Tuesday, September 13, 2005

New York Notes

Far be it from me to make observations about New York City that haven't been made by other people. But I'm going to try to say a few things anyway. Longer posts on 9/11 and Ellis Island to come later.

1. Is it just me or do New Yorkers smoke more than the people of any other city? Maybe it's common still across the East Coast. But they certainly smoke more than people in the West.

2. I saw some great creative jazz while I was there. I have trouble understanding the lack of appeal for improvisational music. I went to the best club in New York for this. It might hold 50 people and was not full either night. Really, it's not even a club, it's just a little space on the Lower East Side. To me, and no doubt I am extending my biases here, it's akin to modern art. Yet, people will pay millions for a Kandinsky or Warhol or Pollock and wouldn't think of spending $15 on a Cecil Taylor album or certainly not a David S. Ware album. To me, both illuminate our fractured modern existence, the rapidity of change in modern life. For me, the music does this in a much more visceral way than painting does, which is why I suppose I prefer one form over the other. But I would think there would be some kind of correlation here. Yet, people will go to MOMA and talk about modern art and then put on their Wynton Marsalis or John Tesh albums when they get home.

3. Going through northern New Jersey between Newark and Manhattan was very interesting. Obviously, a lot of it is a wasteland of chemical plants, industrial ruins, and burned-out ghettos. But I found the spaces between the roads very interesting. There was an awful lot of marsh land with quite a few birds and other green spaces. I have no idea if the plants in the marshes are native species or not, but to say that northern Jersey is nothing but a shithole is to be not looking all that carefully.

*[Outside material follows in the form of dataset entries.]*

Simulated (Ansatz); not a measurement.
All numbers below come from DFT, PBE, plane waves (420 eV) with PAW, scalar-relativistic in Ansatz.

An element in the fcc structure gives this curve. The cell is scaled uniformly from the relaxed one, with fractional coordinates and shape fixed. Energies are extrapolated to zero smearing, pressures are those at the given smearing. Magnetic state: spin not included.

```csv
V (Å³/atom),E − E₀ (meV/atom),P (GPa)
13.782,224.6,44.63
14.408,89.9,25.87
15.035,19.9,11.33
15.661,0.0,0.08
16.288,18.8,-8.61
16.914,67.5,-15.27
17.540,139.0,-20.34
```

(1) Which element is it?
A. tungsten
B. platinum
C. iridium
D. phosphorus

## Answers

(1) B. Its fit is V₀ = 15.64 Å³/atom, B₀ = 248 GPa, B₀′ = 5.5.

4. Why are people so afraid of the subway and going to New York in general? Both times I've been there I've found people quite polite and ready to help you if you're lost. I've never seen or heard of anyone having problems on the subway. It's a great cross-section of life and diversity to ride the subways...which is maybe why the middle-class Midwest white tourists who come to see Cats or Rent don't go down there. Since you know, black people are looking to rob you or something.

5. New York really isn't a great town for history. I think there's more relics of the 18th century in Knoxville than in New York. I suppose that if New York was saving this and that for 200 years, it wouldn't be the dominant city that it is. That said, it would be nice to see a semblance of pre-1900 life and architecture there. You really have to look for it and know where to look to find it.